For each shape key, enter edit mode and adjust the vertices around the mouth to form the correct shape. Work with a mirror modifier active so both sides of the face move symmetrically. Focus on the lips, jaw, chin, and the corners of the mouth. When all 15 are sculpted, export to GLB format. In Blender's glTF export dialog, under the Mesh section, make sure "Shape Keys" is checked. Three.js GLTFLoader reads these as morph targets and populates the morphTargetDictionary and morphTargetInfluences arrays on the loaded mesh.
If you are using Ready Player Me avatars, the GLB comes pre-loaded with ARKit-compatible blend shapes instead of Oculus visemes. These include names like jawOpen, mouthClose, mouthFunnel, mouthPucker, mouthLeft, mouthRight, and about 46 more. You can still do lip sync with these shapes by creating a mapping table that converts each Oculus viseme into a weighted combination of ARKit shapes.
Load the GLB and Build the Viseme Map
Load the GLB with THREE.GLTFLoader (or useGLTF in React Three Fiber with drei). The loaded scene contains a hierarchy of Object3D nodes. The mesh with morph targets is typically a SkinnedMesh. Traverse the scene graph to find it:
Call gltf.scene.traverse() and check each node for the presence of morphTargetDictionary. When you find the mesh, store a reference to it. The morphTargetDictionary is an object where keys are shape key names (viseme_PP, viseme_aa, etc.) and values are integer indices into the morphTargetInfluences array.
Build your viseme lookup by extracting the indices you need. Create an object like {PP: 3, FF: 5, aa: 12, ...} where each value is the index from morphTargetDictionary for the corresponding viseme name. This lookup runs during initialization and lets your animation loop access indices with a simple property read rather than a string lookup on every frame. If the morphTargetDictionary uses a different naming convention (no viseme_ prefix, ARKit names, etc.), your initialization code handles the translation once.

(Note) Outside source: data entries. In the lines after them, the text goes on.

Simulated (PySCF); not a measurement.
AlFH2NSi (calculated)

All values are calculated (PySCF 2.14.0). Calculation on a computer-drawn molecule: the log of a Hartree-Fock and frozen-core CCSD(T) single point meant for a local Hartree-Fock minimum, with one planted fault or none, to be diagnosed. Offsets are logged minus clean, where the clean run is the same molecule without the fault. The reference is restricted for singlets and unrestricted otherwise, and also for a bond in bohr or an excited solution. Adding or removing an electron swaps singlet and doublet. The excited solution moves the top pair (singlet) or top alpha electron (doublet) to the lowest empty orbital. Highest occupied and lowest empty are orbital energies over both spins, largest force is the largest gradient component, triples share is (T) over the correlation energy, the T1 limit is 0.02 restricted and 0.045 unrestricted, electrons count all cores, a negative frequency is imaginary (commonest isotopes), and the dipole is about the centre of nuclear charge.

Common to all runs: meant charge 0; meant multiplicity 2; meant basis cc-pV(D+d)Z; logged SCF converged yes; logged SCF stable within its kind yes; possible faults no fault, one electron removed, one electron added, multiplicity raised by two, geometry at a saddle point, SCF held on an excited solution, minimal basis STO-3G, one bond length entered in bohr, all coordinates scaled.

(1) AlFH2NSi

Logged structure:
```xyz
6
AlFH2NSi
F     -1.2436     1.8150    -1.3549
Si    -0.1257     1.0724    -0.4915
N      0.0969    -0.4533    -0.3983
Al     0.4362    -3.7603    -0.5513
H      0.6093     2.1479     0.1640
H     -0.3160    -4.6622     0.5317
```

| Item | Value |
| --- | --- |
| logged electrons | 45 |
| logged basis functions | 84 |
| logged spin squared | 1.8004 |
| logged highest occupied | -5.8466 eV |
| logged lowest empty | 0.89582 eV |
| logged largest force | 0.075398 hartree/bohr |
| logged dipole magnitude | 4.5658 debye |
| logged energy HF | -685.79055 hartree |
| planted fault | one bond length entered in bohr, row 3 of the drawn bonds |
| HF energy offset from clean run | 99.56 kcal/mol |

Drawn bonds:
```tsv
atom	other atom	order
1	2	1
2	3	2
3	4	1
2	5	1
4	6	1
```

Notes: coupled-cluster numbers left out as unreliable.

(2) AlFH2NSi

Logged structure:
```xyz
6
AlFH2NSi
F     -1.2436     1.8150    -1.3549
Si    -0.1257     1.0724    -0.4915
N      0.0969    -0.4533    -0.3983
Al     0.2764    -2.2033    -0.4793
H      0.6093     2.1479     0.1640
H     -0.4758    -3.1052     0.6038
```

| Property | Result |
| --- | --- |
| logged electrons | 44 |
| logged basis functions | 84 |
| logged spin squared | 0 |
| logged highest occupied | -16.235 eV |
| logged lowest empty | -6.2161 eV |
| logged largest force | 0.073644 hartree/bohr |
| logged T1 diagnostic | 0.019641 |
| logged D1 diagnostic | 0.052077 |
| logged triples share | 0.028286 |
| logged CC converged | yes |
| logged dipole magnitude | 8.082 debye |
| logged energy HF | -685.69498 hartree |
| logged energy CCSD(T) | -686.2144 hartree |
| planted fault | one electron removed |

Connect Audio to an AnalyserNode
Create an AudioContext using the standard Web Audio API. Note that browsers require a user gesture (a click or keypress) before the AudioContext can start, so create and resume the context inside a click handler. Load your audio file with fetch(), decode it with audioContext.decodeAudioData(), and create a source node with audioContext.createBufferSource().
Create an AnalyserNode with audioContext.createAnalyser(). Set fftSize to 256 for quick, low-resolution frequency analysis or 512 for more detail. Connect the source to the analyser, and the analyser to the destination: source.connect(analyser) followed by analyser.connect(audioContext.destination). Allocate a Uint8Array of length analyser.frequencyBinCount to hold frequency data, and another for time-domain data. These arrays are reused every frame, so allocate them once during setup.
For streaming TTS audio, use an AudioWorklet or MediaStreamSource instead of a buffer source. The analyser connection works the same way regardless of the source type. The key is that the analyser sits between the source and the speakers, passively reading audio data without modifying it.
Load or Generate Viseme Timing Data
For pre-baked lip sync, load the JSON timeline generated by Rhubarb Lip Sync or a similar tool. The timeline is an array of entries, each with a start time (in seconds), an end time, and a viseme identifier. At runtime, track the audio playback position and binary search the array to find the current entry. Store the last searched index to avoid re-scanning from the beginning each frame, since playback is sequential and the next entry is almost always adjacent to the current one.
For real-time lip sync without a pre-computed timeline, build a simple estimator from the AnalyserNode data. Each frame, call analyser.getByteFrequencyData(frequencyArray). Compute the energy in several frequency bands. The lowest band (indices 0 to 3 with fftSize 256 at 44100Hz) covers roughly 0 to 700 Hz, which is where vowel formants live. The mid band (indices 4 to 8) covers 700 to 1500 Hz. The high band (indices 8 to 20) covers 1500 to 3500 Hz, where sibilants and fricatives are prominent. Map these energy values to viseme weights: high low-band energy with low high-band energy suggests an open vowel (aa or oh). High energy across all bands suggests a plosive. Dominant high-band energy suggests a sibilant (SS or CH). This is crude but functional for real-time scenarios where no transcript is available.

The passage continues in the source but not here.